Breathing Space - the LBC’s Compassion in Action project - wins major grant

The London Buddhist Centre (LBC) has been awarded a £50,000 grant by the City Bridge Trust, which gives money from the City of London to charitable projects benefiting the inhabitants of Greater London.

This grant is for accessibility works in the basement, where the LBC will run its Breathing Space health and wellbeing programme. Specifically, this will include a lift going from the ground floor and a disabled toilet in the basement. This is – as far as the LBC is aware – the biggest single grant it has ever received. The work will create a beautiful new venue for courses that help people who've struggled with depression, addiction, stress and chronic pain to look after their own mental health. This will also give them the opportunity of making the LBC much more flexible – so they can attract a more diverse range of people.

Maitreyabandhu, Breathing Space Project Director, said: “It’s a fantastic endorsement from a very well respected grant-making body for what we are trying to achieve with our Breathing Space programme – helping prevent people from relapsing into depression and addiction, and reaching out to more people in East London.”

The creation of the new Breathing Space in the basement of the LBC is just one part of the programme of building works taking place next year, ahead of the LBC’s 30th anniversary.
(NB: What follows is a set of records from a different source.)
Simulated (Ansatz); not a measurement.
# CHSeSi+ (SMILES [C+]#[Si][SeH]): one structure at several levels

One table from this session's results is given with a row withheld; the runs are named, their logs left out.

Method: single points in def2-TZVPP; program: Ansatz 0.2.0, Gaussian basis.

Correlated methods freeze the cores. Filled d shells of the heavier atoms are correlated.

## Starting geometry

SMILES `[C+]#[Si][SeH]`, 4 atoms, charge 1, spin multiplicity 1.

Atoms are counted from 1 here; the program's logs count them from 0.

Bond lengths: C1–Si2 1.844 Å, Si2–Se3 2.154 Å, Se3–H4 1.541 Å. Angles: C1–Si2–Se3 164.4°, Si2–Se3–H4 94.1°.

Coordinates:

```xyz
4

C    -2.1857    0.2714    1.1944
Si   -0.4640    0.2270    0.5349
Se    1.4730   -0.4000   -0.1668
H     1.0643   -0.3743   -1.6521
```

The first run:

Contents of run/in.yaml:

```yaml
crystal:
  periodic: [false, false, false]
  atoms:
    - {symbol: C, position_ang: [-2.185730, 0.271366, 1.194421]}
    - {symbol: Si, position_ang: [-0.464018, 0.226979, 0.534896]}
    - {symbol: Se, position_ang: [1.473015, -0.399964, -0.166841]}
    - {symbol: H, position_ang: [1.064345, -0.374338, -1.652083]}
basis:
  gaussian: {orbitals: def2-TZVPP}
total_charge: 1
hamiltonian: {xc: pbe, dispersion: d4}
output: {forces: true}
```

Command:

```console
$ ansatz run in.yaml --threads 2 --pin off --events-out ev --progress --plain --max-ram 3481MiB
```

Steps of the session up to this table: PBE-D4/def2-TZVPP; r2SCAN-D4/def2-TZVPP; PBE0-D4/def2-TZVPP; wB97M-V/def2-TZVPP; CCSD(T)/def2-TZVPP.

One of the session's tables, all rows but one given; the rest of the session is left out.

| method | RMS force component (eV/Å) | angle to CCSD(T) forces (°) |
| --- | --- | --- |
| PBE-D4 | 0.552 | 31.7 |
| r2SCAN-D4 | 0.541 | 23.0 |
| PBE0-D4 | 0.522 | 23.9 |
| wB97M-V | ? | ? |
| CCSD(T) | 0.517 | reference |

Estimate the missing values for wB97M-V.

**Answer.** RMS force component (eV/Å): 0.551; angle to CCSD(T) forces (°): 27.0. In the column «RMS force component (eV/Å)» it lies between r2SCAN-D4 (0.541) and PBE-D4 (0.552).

The LBC team is currently having intensive fortnightly progress meetings with its architect and team of building experts. It is also carrying out extensive health and safety planning. The target for the building work to start is Spring 2008, with completion by the end of that year.

The LBC will be holding a Mandala Evening on Thursday 6 December at 7.15pm, which will be a chance for people to see all the finalised plans – including drawings and computer generated photos – for the building programme.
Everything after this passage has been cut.